Friday, May 6, 2016

Oakland Extends Trial Night, Weekend Program

By Mark Edward Nero

A $1.5 million subsidy program to stimulate night and weekend business at the Port of Oakland has been extended another 60 days.

Port commissioners voted last week to continue through June 30 a fund that partially subsidizes extended gate hours. The fund had been scheduled to expire the first week of May.

Oakland International Container Terminal, which handles 67 percent of Oakland’s cargo, said May 3 that it would tap into the fund immediately in order to further expand weeknight operations.

The time extension comes as the port says it’s abandoning a traditional 8 am to 5 pm operating model.

“The old way doesn’t work any longer,” port Executive Director Chris Lytle said. “There’s too much business; we have to stay open longer to get cargo in and out of Oakland.”

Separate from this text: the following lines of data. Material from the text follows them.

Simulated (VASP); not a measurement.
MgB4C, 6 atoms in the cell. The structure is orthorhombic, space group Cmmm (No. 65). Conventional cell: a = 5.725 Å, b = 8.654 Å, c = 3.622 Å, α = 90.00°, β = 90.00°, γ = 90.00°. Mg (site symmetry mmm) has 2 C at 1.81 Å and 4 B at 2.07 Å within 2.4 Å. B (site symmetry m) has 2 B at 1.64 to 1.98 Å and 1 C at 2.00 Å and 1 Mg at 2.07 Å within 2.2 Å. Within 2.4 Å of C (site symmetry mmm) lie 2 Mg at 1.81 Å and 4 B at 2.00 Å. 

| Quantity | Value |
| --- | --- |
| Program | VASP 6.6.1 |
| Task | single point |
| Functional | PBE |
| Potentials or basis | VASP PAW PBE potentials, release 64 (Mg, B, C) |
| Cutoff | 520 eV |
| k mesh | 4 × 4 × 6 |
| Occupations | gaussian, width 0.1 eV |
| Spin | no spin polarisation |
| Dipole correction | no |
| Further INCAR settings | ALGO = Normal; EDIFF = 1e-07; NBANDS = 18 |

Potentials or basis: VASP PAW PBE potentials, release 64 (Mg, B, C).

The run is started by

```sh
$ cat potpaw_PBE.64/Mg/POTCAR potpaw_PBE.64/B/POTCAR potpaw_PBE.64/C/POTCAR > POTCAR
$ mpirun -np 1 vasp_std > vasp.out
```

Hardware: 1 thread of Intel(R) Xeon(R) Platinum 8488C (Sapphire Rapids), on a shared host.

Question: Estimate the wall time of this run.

Oakland International Container Terminal has operated nights and Saturdays for two months to ease pressure on busy weekday cargo operations.

It now intends to conduct additional nighttime transactions from 6 pm to 3 am Tuesdays through Thursdays during a four week trial. The new transactions include accepting containerized export loads and receiving and releasing empty containers. The expanded transaction trial begins May 10.

Other nighttime transactions already in place include refrigerated container handling; containerized import pick-up by customers using an express service known as the one-stop, free-flow program; and import pick-up for containers loaded on chassis for immediate drayage.

Extra gate hours are intended to give harbor truckers more time to pick up and deliver containerized cargo. Until recently, they had only been allowed through terminal gates on weekdays. By working nights or Saturdays, drivers can avoid lines that sometime build up on the dayside during weekdays.

Oakland International Container Terminal said it is conducting up to 600 transactions every night and 1,200 on Saturdays. Those numbers are expected to grow as more business migrates from weekday operations.

“We’re counting on harbor drivers to take advantage of these added nighttime features,” Port of Oakland Maritime Director John Driscoll said. “This is what cargo owners have been asking for.”